Can you describe, in lay person's terms, what -flto is intended to accomplish? I can't recall seeing that used in any of our smoke-testing, nor can I recall previous bug reports with that.

I'm sure that @ntyni can explain this in a better way, but for starters, the announcement at https://lists.debian.org/debian-devel/2022/06/msg00092.html and the wiki link there might be helpful.

Cheers, gregor

-- .''. https://info.comodo.priv.at -- Debian Developer https://www.debian.org : :' : OpenPGP fingerprint D1E1 316E 93A7 60A8 104D 85FA BB3A 6801 8649 AA06 . ' Member VIBE!AT & SPI Inc. -- Supporter Free Software Foundation Europe - BOFH excuse #11: magnetic interference from money/credit cards

iabyn commented 1 year ago

On Wed, Nov 16, 2022 at 12:17:18PM -0800, Niko Tyni wrote:

$ ./Configure -des -Dusedevel -Dccflags=-flto -Dldflags=-flto && make -j4 && make test [...] t/porting/libperl ................................................ # Failed test 3 - has data const symbols at porting/libperl.t line 322

Failed test 4 - has PL_no_mem at porting/libperl.t line 323

FAILED at test 3 [...] Failed 1 test out of 2502, 99.96% okay. porting/libperl.t not ok 3 - has data const symbols

Failed test 3 - has data const symbols at t/porting/libperl.t line 322

not ok 4 - has PL_no_mem

Failed test 4 - has PL_no_mem at t/porting/libperl.t line 323

nocommon = 0

The proximate cause of these two failures is a lack of readonly symbols in libperl.a.

In a normal build:

$ /usr/bin/nm  libperl.a | grep ' [Rr] '
0000000000000e00 r array_passed_to_stat
00000000000003e0 r bodies_by_type
00000000000087c0 r custom_op_register_vtbl
...

$ /usr/bin/nm  libperl.a  | grep PL_no_mem
                 U PL_no_mem
0000000000000850 R PL_no_mem
$

In a -flto build:

$ /usr/bin/nm  libperl.a | grep ' [Rr] '
$

$  /usr/bin/nm  libperl.a  | grep PL_no_mem
         U PL_no_mem
00000000 D PL_no_mem
$

(Note that PL_no_mem has changed from R to D.)

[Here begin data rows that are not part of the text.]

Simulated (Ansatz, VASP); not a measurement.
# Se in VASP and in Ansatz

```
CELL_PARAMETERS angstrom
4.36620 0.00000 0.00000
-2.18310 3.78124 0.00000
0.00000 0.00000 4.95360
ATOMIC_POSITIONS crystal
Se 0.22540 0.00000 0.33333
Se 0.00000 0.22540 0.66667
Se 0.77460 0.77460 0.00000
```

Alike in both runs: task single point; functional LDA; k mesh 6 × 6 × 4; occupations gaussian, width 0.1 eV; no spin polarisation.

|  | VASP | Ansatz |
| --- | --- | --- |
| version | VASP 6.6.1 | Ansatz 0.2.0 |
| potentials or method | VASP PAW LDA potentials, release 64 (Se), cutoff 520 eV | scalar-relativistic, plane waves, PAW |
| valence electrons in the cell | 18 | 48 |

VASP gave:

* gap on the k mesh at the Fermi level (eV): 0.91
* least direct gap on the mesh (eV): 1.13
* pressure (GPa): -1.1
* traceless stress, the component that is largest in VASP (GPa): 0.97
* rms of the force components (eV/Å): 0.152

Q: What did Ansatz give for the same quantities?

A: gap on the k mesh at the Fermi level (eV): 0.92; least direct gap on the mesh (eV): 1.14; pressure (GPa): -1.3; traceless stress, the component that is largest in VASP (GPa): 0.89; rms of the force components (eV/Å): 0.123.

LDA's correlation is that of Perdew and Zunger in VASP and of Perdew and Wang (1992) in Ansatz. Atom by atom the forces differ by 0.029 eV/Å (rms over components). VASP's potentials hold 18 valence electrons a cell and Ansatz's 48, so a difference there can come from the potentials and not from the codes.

I don't know enough about LTO to know whether not having such symbols is to be expected and thus whether libperl.t should just skip those two tests when perl is configured with -flto.

-- More than any other time in history, mankind faces a crossroads. One path leads to despair and utter hopelessness. The other, to total extinction. Let us pray we have the wisdom to choose correctly. -- Woody Allen

jkeenan commented 1 year ago

On Wed, 16 Nov 2022 15:26:22 -0800, James E Keenan wrote: Can you describe, in lay person's terms, what -flto is intended to accomplish? I can't recall seeing that used in any of our smoke-testing, nor can I recall previous bug reports with that. I'm sure that @ntyni can explain this in a better way, but for starters, the announcement at https://lists.debian.org/debian-devel/2022/06/msg00092.html and the wiki link there might be helpful. Cheers, gregor

@gregoa, thank you very much for those URLs. Here is my summary/paraphrase of what they say:

Link time optimizations are an optimization that helps with a single digit percent number optimizing both for smaller size, and better speed. ... The proposal is to turn on LTO by default on most 64bit release architectures. In test rebuilds, there were 373 packages (dd-list in the wiki page) found not to build with link time optimizations for various reasons. [Perl is one of those with test failures.] The idea is to fix as many of these as possible, and then change the packaging for the others to just turn off LTO in the package build.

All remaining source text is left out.